Arnold Schwarzenegger pays tribute to ‘comedy royalty' Ivan Reitman
Arnold Schwarzenegger has paid tribute to Ivan Reitman, describing him as “comedy royalty,” following the director’s death age 75.
The former bodybuilder and actor said Reitman was a “mensch” – meaning a person of honour and integrity – and that he had a way of “making himself a part of your story”.
The director and producer behind the original Ghostbusters in 1984 died on Saturday at his home in Montecito, California.
Sharing several pictures of the pair on Instagram, Schwarzenegger wrote: “Ivan Reitman is a legend. In Hollywood, he was bigger than life. He was comedy royalty.”
“In life, he was a mensch – a wonderful father and husband, a fantastic friend, a great human being. He was kind, he was generous, he was smart as hell, and he was always there for you.
“If you knew him, Ivan had a way of making himself a part of your story, and he certainly wrote a chunk of mine.”
Schwarzenegger, who starred in multiple films directed by Reitman including Twins, Junior and Kindergarten Cop, said he was indebted to the director for helping him launch his comedy career.
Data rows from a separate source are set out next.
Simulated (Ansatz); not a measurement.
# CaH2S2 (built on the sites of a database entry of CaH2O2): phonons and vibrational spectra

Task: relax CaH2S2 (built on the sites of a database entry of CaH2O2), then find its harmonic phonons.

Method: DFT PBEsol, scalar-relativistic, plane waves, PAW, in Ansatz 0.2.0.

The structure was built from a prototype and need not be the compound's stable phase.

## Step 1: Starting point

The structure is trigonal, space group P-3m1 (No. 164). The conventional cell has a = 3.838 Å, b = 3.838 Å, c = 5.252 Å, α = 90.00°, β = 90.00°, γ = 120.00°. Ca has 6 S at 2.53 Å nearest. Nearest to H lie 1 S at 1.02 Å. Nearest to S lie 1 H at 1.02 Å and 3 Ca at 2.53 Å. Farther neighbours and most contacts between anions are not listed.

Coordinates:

“I’ll always be grateful that he took a chance on this Austrian action-hero in a comedy during a time when the studios just wanted me to focus on finding new ways to kill bad guys, blow things up, and show off some muscles,” he said.
“I knew I could make it in comedy, but I needed someone else to know it to make it a reality.”
He added: “I can’t believe I won’t work with him again or hang out with him again or just schmooze about life again.
“But I also know that Ivan isn’t gone, he’s still with us. He’s here, in so many pages of my story.”
The Czechoslovakia-born filmmaker was best known for his comedy films and received his big break when he produced the college fraternity film National Lampoon’s Animal House in 1978.
Following his death tributes were paid by fellow members of the industry, including his filmmaker son Jason Reitman, who recently directed 2021’s Ghostbusters: Afterlife.
Sharing a black and white photo of himself and his father Mr Reitman said he had “lost my hero” and that all he wanted was “the chance to tell my father one more story”.
Reitman directed Bill Murray in his first starring role in the summer camp flick Meatballs in 1979, and then again in 1981’s Stripes.
He was also known for directing Twins in 1988, Kindergarten Cop in 1990, Dave in 1993 and Junior in 1994, and produced numerous other films including Beethoven in 1992 and Space Jam in 1996.
Reitman was born in Komarno, Czechoslovakia in 1946 but later moved to Canada as a child with his family.
He studied music and drama at McMaster University in Hamilton, Ontario and began making movie shorts.